Reality: ['POSITIVE', 'NEGATIVE', 'NEGATIVE', 'POSITIVE']
SVM: ['POSITIVE' 'NEGATIVE' 'NEGATIVE' 'POSITIVE']
Tree: ['POSITIVE' 'NEGATIVE' 'NEGATIVE' 'POSITIVE']
NB: ['POSITIVE' 'POSITIVE' 'NEGATIVE' 'NEGATIVE']
Logistic: ['POSITIVE' 'NEGATIVE' 'NEGATIVE' 'POSITIVE']


# Tuning our Model (with Grid Search)

In [19]:
from sklearn.model_selection import GridSearchCV

parameters = {'kernel': ('rbf', 'sigmoid'),
             'C': (1, 4, 8)}

svc = svm.SVC()
clf = GridSearchCV(svc, parameters)
clf.fit(train_x_vectors, train_y)

GridSearchCV(cv=None, error_score=nan,
             estimator=SVC(C=1.0, break_ties=False, cache_size=200,
                           class_weight=None, coef0=0.0,
                           decision_function_shape='ovr', degree=3,
                           gamma='scale', kernel='rbf', max_iter=-1,
                           probability=False, random_state=None, shrinking=True,
                           tol=0.001, verbose=False),
             iid='deprecated', n_jobs=None,
             param_grid={'C': (1, 4, 8), 'kernel': ('rbf', 'sigmoid')},
             pre_dispatch='2*n_jobs', refit=True, return_train_score=False,
             scoring=None, verbose=0)

In [21]:
print(f'SVM Grid: {f1_score(test_y, clf.predict(test_x_vectors), average=None, labels = [Sentiment.POSITIVE, Sentiment.NEGATIVE])}')

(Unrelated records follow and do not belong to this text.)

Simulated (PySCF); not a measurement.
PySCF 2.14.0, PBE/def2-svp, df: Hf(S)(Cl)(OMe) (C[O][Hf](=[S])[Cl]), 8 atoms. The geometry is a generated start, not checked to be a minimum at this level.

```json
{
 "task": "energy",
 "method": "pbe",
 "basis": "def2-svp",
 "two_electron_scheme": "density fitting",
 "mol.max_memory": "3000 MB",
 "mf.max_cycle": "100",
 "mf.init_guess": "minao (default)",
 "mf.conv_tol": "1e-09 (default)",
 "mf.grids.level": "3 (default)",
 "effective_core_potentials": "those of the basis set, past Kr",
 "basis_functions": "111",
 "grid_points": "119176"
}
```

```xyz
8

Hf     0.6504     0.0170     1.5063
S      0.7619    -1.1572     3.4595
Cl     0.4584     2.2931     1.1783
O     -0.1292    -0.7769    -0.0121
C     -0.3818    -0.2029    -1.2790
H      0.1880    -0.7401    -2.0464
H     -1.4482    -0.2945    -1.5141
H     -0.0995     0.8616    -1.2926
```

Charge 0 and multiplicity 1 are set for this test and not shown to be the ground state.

SVM Grid: [0.78062678 0.78591288]
Reality: ['POSITIVE', 'NEGATIVE', 'NEGATIVE', 'POSITIVE']
SVM Grid: ['POSITIVE' 'NEGATIVE' 'NEGATIVE' 'NEGATIVE']


# Saving Model

## Save

In [26]:
import pickle

with open('./models/sentiment_clf.pkl', 'wb') as f:
    pickle.dump(clf, f)

## Load

In [27]:
with open('./models/sentiment_clf.pkl', 'rb') as f:
    loaded_clf = pickle.load(f)

In [30]:
print(test_x[1], test_y[1], loaded_clf.predict(test_x_vectors[1]))

Be sure you have a pencil so you can write down all those cookie recipes.  The story itself is basically the usual fare, but still a good read.  At least I wasn't bored with it even though the plot was typical. NEGATIVE ['NEGATIVE']